Palestine demonstrators heckle Holocaust survivor at Berkeley City Council meeting

Demonstrators called Israel supporters ‘Zionist pigs’ and ‘money suckers’ at a routine council meeting


A Berkeley City Council meeting on Tuesday descended into chaos as a mob of pro-Palestine demonstrators harassed council members and Israel supporters, calling them “Zionist pigs”, “genocide enablers”, “murderers” and “money suckers”.

Jewish News of Northern California reported that a group of about 10 Israel supporters sat at the front of the room while roughly 30 demonstrators held signs with the faces of Gazans who have been killed and chanted between every speech “murdered by Israel”.

Susanne DeWitt, 89, chairman of the Israel Action Committee of the East Bay and a Holocaust survivor from Germany, was shouted down while speaking about the October 7 attacks and rising antisemitism in the US, with one protester shouting, “Lies!”

During the twice monthly meeting, the council met to discuss, among a number of other items, a declaration to honour Yom HaShoah, the annual Holocaust Remembrance Day which will fall on 5 May this year, and the allocation of funds for the city’s virtual event.

Both items, proposed by council member Susan Wengraf, were passed unanimously, but Wengraf said that discussing the Holocaust with anti-Israel demonstrators led to an escalation of hostility.

Council member Wengraf told Jewish News of Northern California that since October, council meetings have been “horrendous.” Demonstrators have been particularly enraged by Berkeley Mayor Jesse Arreguín, who refused to bring a ceasefire resolution before the council in November. He put out a statement at the time which said: “These resolutions will not end the violence abroad, but they do fan the flames of hatred here at home. That’s a threat I cannot ignore.”
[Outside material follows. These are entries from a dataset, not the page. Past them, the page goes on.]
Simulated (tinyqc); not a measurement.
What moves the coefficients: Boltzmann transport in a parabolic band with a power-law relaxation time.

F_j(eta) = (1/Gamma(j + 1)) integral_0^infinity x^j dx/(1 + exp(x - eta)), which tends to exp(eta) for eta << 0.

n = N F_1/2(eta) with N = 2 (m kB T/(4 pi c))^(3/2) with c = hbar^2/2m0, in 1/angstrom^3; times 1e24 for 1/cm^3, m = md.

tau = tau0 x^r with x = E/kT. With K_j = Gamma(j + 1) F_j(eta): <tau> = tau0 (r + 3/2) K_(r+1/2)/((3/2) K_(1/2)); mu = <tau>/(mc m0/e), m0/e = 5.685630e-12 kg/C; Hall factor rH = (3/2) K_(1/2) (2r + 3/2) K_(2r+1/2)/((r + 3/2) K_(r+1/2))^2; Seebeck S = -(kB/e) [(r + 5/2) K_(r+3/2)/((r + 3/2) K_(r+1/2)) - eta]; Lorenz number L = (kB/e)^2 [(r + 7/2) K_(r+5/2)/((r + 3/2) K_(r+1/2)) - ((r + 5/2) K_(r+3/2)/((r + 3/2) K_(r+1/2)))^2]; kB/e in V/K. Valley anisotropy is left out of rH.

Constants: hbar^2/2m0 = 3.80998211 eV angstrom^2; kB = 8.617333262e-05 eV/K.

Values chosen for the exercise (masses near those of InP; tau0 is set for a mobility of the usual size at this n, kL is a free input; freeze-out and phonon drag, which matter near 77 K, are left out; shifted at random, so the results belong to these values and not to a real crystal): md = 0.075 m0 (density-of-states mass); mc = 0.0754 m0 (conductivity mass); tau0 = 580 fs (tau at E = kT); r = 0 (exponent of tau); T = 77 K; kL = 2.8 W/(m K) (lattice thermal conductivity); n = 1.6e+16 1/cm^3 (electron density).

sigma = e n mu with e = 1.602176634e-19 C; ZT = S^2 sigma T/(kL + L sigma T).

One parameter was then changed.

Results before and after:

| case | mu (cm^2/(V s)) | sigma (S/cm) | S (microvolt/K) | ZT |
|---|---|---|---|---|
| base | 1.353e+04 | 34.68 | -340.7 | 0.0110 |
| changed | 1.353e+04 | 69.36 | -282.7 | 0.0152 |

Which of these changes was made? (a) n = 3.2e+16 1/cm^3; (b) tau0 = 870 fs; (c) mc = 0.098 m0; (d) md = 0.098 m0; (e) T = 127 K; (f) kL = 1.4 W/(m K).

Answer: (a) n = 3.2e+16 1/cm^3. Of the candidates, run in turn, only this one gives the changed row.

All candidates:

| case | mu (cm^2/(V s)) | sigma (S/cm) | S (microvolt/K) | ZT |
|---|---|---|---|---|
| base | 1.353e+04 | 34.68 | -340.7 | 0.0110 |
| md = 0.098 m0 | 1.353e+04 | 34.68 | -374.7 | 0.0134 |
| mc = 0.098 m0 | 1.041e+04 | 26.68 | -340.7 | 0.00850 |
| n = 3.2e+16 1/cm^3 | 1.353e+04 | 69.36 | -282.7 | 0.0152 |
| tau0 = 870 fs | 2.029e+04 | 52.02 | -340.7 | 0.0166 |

Protesters at the council meeting on Tuesday waved a sign which read “Genocide Jesse.” The incident became increasingly hostile as one protester threw the lectern microphone at the man who had set it up, and a staff member with the Jewish Community Relations Council Bay Area had his phone grabbed and thrown across the room when he tried to record the demonstrators.

Wengraf told Jewish News of Northern California: “There are many people who are intimidated and will not come to our meetings in person because they don’t feel safe.”

She added that conducting city business has become increasingly difficult due to the demonstrations at council meetings, with Tuesday’s incident being a perfect example; the council, which had to call for several recesses to calm the crowd, was not able to address an important item concerning demolition rules despite the meeting having gone on more than six hours.